Last time we discussed a retirement calculation in terms of the Savings Ratio. Today, we’ll complete the thought and derive a remaining aspect of the simplest retirement calculation.
Recommend first reading The Savings Ratio.
Setup
Last time, we had N=25/R years (or N=300/R months) until retirement at savings ratioR=\frac{p}{1-p} and savings rate p (starting from net worth of zero). The major limitation of this simple division is that the R values aren’t compounding pre-retirement. Let’s fix that now.
Compounding
Way, way back in high school, we learned the differences among simple interest, compounding interest (over various compounding periods), and continuously compounding interest. Let’s see how much the compounding interval actually matters at 4%.

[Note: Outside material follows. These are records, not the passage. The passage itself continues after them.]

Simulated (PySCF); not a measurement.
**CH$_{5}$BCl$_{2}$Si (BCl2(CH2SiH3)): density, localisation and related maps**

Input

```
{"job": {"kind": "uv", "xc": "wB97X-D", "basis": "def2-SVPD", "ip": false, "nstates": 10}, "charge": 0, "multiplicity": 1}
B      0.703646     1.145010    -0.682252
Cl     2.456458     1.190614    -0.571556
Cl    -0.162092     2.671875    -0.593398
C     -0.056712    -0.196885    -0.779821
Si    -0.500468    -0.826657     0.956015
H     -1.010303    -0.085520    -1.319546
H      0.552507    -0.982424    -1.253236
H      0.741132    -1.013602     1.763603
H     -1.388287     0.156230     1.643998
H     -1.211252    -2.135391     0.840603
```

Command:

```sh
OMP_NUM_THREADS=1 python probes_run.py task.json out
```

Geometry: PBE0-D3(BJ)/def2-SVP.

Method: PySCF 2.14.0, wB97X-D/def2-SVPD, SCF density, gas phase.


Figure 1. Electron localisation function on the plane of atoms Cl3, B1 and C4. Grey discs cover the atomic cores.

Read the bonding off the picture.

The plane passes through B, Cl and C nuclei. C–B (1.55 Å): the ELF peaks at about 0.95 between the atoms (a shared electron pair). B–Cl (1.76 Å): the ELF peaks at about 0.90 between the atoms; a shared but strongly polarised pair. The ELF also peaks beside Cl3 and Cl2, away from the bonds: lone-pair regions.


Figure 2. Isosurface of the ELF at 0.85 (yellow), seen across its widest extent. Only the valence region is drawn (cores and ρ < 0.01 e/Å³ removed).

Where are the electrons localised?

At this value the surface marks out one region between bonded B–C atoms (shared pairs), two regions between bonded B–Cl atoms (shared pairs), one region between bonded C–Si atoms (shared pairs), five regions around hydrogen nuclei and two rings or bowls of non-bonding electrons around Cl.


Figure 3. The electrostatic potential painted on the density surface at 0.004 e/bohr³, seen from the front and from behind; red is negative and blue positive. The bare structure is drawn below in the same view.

\begin{darray}{rcll}(1 + 0.04)^n &=& 1.04^n&\textrm{(annual compounding)}\\\\ \left(1+\frac{0.04}{12}\right)^{12\cdot n} &=& 1.040742^n&\textrm{(monthly compounding)} \\\\e^{0.04\cdot n} &=& 1.040811^n&\textrm{(continous compounding)}\end{darray}As you can see, it doesn’t really matter. 4% vs 4.074% vs 4.08% is really small potatoes. While it will pack a punch over a 40-year time horizon, today we’re going to squint enough that they’re essentially the same. In fact, one of the concessions we’re going to make for the sake of producing the simplest retirement calculation on the internet is to substitute 5% annual compounding for 4% continuous compounding (4.08% is certainly less than 5% and hence, more conservative).
Finally, smaller compounding periods receive smaller deposits more often. Since R is a unitless multiple of expenses (per compounding period), this fact has been transparent so far.
Discrete Interest on Savings
What happens when we give the R values interest (compounded according to the timeframe chosen)? The math gets harder fast, but not too hard. Before, we solved for N in the following to get years until retirement (replace 25 with 300 for the months version).
25 = R\cdot N = R\left(\sum_{k=0}^{N-1}1\right)=\underbrace{R\left(\int_0^N1~dt\right)}_\textrm{foreshadowing}Now, we add the interest to R with the appropriate compounding period and again solve for N to get years (replace 25 with 300 and r with \frac{r}{12} for months).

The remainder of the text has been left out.